AMC Outdoors, December 2007
Imagine a place where the most persistent noise might be the creak of your skis on the wooded trail or the dry rattle of frozen branches in the wind. Imagine ruddy cheeks warming by a fire as the smells of a home-cooked meal waft from the kitchen. Imagine solitude where bright starlight glitters off the snow. Imagine all this just a half-day’s drive from Boston.
We were cross-country skiing the seven-mile trail between West Branch Pond Camps and AMC’s Little Lyford Pond Camps in Maine on a blue-sky January afternoon last winter. The temperature had soared to somewhere near zero, but was dropping, headed for 30 below that night. Brisk even for Maine.
I was out ahead of my companions, skiing fast, eager to see around the next turn in the trail. Truth be told, I was also trying to burn off a few extra calories before tucking into the sumptuous dinner that I knew would be awaiting us at Little Lyford. I’d eaten Rose’s roast pork on a fly fishing trip the previous summer and was hoping that was on the menu. (It was!)
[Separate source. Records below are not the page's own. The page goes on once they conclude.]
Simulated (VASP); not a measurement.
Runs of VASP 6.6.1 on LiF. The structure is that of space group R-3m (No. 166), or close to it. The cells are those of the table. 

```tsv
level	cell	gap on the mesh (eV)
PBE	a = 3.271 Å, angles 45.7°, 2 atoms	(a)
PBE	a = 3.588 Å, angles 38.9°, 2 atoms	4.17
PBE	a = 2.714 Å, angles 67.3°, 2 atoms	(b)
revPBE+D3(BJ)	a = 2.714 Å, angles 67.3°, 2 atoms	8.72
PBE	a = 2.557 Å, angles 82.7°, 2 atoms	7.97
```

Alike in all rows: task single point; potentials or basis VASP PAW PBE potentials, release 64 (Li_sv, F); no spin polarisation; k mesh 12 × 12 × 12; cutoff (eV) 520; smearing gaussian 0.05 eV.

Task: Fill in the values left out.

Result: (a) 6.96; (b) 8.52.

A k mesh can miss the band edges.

After a mile or so of letting the skis really sing on the packed snow, I stopped at the top of a slight rise to wait for my friends. Though other sections of this trail open up to glimpses of the Pleasant River and gorgeous views across frozen marshes to snow-covered hills, here I was completely surrounded by dense black spruce and white birch trees that almost knitted closed the blue sky above. As the echoes of my skis on the squeaky-crisp snow faded away, my heartbeat slowed, and my breathing quieted.
Then, I heard it, probably one of the rarest sounds in the modern world: Stillness.
Not the blood-rushing-in-your-ears silence of sensory deprivation, nor yet the quiet of a summer woodland with insects humming and a breeze rustling leaves on the trees. But the true stillness of a windless winter world as the feeble sun lowers itself toward the long night. No breeze, no bird calls, no babbling brooks, and, above all, no babbling people, no music, and no internal combustion engines.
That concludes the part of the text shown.